Closed tengerye closed 5 years ago
Nice catch! This is not clear from the paper, the only mention that they retrain from already trained parameters is made in the last sentence in the caption for Figure 2.
@expectopatronum @kohpangwei But I don't think that is right. If we want to calculate the true difference, we should kick that training example and train from scratch according to my understanding.
You might be right, and this was also what I thought it does. I am just reporting what I found in the paper.
For convex models, it does not matter (in theory) whether we retrain from a warm start or cold start. For non-convex models, it does matter, and in general we can expect that retraining from a cold start would give quite different results (e.g., due to different random initializations). This variance will generally swamp the effect of removing a single training point. To get around this issue, we retrain from the initial learned parameters \tilde{\theta}, as @expectopatronum pointed out.

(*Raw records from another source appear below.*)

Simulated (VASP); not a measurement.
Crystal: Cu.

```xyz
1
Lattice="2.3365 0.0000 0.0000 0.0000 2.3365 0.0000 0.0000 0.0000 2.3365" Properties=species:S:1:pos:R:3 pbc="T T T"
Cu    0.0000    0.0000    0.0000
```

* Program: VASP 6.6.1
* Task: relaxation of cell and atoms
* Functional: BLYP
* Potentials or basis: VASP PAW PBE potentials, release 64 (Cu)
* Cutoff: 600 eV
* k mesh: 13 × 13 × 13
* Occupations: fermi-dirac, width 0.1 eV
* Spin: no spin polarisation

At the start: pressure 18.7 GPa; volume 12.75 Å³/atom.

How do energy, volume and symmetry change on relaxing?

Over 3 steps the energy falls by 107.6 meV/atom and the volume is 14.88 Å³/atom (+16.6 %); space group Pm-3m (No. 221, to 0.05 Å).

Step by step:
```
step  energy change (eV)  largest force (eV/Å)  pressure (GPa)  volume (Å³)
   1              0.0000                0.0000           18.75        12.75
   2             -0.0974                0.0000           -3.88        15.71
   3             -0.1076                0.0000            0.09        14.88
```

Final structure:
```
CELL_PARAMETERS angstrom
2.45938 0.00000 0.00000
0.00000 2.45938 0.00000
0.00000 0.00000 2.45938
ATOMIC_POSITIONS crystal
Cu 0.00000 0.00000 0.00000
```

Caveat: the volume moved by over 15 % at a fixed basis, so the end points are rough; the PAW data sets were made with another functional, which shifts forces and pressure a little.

When removing groups of examples, we might expect that retraining from a cold start might give similar results, but AFAIK this has not been tested systematically. See https://arxiv.org/abs/1810.03611 and https://arxiv.org/abs/1905.13289 for more details if you're interested!
@kohpangwei Got it. Thank you so much. @expectopatronum Thank you for your kind reply, too.
Hi, when I read the code, I noticed the parameters are only initialized at the creation of a model. In other words, the
retrain()
actually continue training without re-initialization. Is that alright?